In the works of Andrzej Panufnik there is a clearly discernible strand of compositions inspired by old Polish music. Originating from the years immediately after the war, on the wave of reconstructing Polish culture after the ravages of war, this strand lasted until 1966, when he wrote Jagiellonian Triptych for a special concert in London to celebrate the Polish Millennium, which he organised together with the painter Andrzej Dzierżyński. Together with the Wind Quintet (Quintetto academico), composed in 1952 but discovered and published only after Panufnik’s death, the strand of early music comprises five works: Divertimento, Old Polish Suite, Concerto in modo antico (Gothic Concerto), Wind Quintet (Quintetto academico') and Jagiellonian Triptych.
Among these works, only Divertimento is a reconstruction of works by a single composer, Feliks Janiewicz. His Trios for Two Violins and Cello, discovered in the collection of PWM Edition (The Polish Music Publishers), were arranged by Panufnik for a string orchestra. The other compositions are to a greater degree works by Panufnik himself. By juxtaposing various fragments of early works, the composer combined them into cohesive wholes, giving them a new sound quality while retaining the style and character of early music.
As well as arrangements of old Polish music, references to the music of the past can also be found in Panufnik’s other works. One example is Bogurodzica, which the composer used twice. In Sinfonia Sacra the melody and the interval structure of this medieval song provided the basis for the music material of the whole work. Nearly twenty years later, in Sinfonia Votiva, Bogurodzica appears only as an allusion, in the form of a quotation comprising a few notes. Both works are closely associated with religion, hence the use of a medieval song. Panufnik reached for the melodics and character of traditional religious songs, as well as Gregorian chant, in other compositions inspired by religion.
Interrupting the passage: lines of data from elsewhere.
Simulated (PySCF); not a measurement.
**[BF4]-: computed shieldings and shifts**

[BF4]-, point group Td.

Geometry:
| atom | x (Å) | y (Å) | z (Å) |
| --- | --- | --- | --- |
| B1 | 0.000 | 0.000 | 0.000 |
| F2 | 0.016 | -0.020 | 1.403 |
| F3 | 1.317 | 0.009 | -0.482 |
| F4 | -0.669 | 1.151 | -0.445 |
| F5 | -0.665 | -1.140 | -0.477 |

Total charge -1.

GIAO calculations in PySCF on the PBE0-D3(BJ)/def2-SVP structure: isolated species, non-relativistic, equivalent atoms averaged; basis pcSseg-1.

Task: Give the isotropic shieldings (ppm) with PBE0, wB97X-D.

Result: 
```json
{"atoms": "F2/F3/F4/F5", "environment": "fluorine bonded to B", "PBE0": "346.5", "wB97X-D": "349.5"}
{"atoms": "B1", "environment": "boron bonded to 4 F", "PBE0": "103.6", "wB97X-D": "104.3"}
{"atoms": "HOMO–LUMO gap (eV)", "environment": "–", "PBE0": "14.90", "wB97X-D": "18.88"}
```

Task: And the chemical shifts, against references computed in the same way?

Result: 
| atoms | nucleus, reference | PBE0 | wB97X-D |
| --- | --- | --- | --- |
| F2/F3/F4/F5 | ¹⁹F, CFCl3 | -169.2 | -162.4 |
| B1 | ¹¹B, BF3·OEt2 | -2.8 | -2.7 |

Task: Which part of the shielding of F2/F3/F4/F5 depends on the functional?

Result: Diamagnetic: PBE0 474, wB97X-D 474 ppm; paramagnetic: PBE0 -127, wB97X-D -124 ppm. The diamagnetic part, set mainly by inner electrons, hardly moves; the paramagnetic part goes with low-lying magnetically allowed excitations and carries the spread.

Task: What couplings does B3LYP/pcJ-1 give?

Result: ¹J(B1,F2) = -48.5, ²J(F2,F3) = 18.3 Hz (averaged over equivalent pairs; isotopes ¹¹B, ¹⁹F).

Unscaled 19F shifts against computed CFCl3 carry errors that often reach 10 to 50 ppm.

An interest in pre-classical music, not only Polish but, for example, English, was also apparent in Panufnik’s work as a conductor. By including in his Birmingham concert programmes works by almost forgotten British composers (Avison, Boyce, and also Byrd), whose manuscripts he found in the British Museum during his first visit to Britain in 1938, he came to be regarded as a Polish conductor who was making the British people familiar with their own music.
Undoubtedly the whole of musical past had great significance for Panufnik. His work as a conductor allowed him to familiarise himself with an enormous repertoire, and this in turn had an influence not only on his inspiration as a composer, but also on his approach to composing, in which the continuity of musical tradition played a key part.